By Lehr Middlebrooks Vreeland & Thompson, P.C.

May 25, 2017

Assumptions that the EEOC under a Republican administration will be more favorable to business than under a Democratic administration are not necessarily correct. For example, during President George W. Bush's two terms, the EEOC filed an average of 400 lawsuits a year with only two years of filing fewer than that number. During President Obama's administration, only twice did the EEOC file more than 200 lawsuits in a year and during Fiscal Year 2016, it filed only 114, the lowest during the past 30 years. Furthermore, the rate of "cause" determinations also fell to a record low during the Obama administration.

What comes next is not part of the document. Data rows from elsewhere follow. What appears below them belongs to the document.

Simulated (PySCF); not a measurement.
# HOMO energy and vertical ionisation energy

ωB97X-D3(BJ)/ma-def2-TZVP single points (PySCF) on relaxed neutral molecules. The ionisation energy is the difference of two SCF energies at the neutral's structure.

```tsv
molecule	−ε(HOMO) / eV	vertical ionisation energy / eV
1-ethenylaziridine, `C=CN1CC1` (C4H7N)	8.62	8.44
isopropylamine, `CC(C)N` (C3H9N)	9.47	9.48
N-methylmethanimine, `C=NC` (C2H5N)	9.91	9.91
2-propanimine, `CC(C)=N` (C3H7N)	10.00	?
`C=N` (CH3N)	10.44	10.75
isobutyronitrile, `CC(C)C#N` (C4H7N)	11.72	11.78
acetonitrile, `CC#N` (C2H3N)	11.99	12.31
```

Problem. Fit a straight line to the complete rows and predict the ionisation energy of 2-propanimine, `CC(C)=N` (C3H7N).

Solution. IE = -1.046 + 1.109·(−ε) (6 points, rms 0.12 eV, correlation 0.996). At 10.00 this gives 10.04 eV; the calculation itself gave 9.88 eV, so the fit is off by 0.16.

With that preface, let's review the actions of the EEOC thus far during President Trump's administration. Commissioner Victoria Lipnic (Republican) was appointed Acting Chair of the Commission. She was the only commissioner who voted against the EEOC's revised EEO-1 reporting requirement, which included the onerous pay band reporting. Yet, she has suggested that although she favors "tweaking" that requirement, she does not envision the Commission revoking it. One of President Trump's objectives is to reduce the burden of federal regulation on business, with an outcome to enhance job creation. The EEOC estimated that it would take an employer 31 hours to comply with the new EEO-1 requirements, which was consistent with an SHRM survey that found it would take 30 hours. That is not the kind of regulation that is considered a burden to job creation.

As Acting Chair, Lipnic has outlined an aggressive agenda for the EEOC, which it is pursuing today. For example, this year marks the 50th anniversary of the Age Discrimination in Employment Act. The EEOC is focusing on age discrimination in hiring, as evidenced by the lawsuit it filed on May 17 against Ruby Tuesday, Inc., in the Southern District of Florida. In that case, the EEOC alleges that the employer discriminated against a 59-year-old candidate for a managerial position, because it wanted to "maximize longevity and minimize premature resignations." In a similar matter, in March the Commission and Texas Roadhouse, Inc., agreed to $12 million in settlement of a lawsuit based upon age discrimination against a class of over 40-year-olds who applied for server and host positions.

An issue pending in federal courts is whether the ADEA permits rejected job applicants to use a discriminatory impact theory. In a discriminatory impact claim, the essence of the allegation is that an employer's apparently neutral business practice has a disproportionate effect on one protected group compared to others. In the case of Rabin v. PricewaterhouseCoopers, the claim is that the company's reliance on on-campus recruiting at colleges had a discriminatory impact based upon age, as those in the age-protected group are generally long past their college years. In its recent U.S. Corporate Responsibility Summary Report, PWC stated that the average age of its workforce is 27 and 75% of its employees said their job with PWC was their first job out of college.

In addition to focusing on age discrimination, the Trump administration EEOC will aggressively pursue pay equity claims. Pay equity based on gender has been the primary focus nationally, but the EEOC will also pursue pay equity based on race and ethnicity. Furthermore, high on the Commission's agenda under the Trump administration will be discrimination based on pregnancy, such as denial of leave or termination of individuals who are pregnant.

Employers are well experienced with the concept of "managing expectations." This is particularly important as we move forward with the Trump administration EEOC. We do not foresee the President engaging in any policy action that will divert the EEOC from its strategic enforcement direction.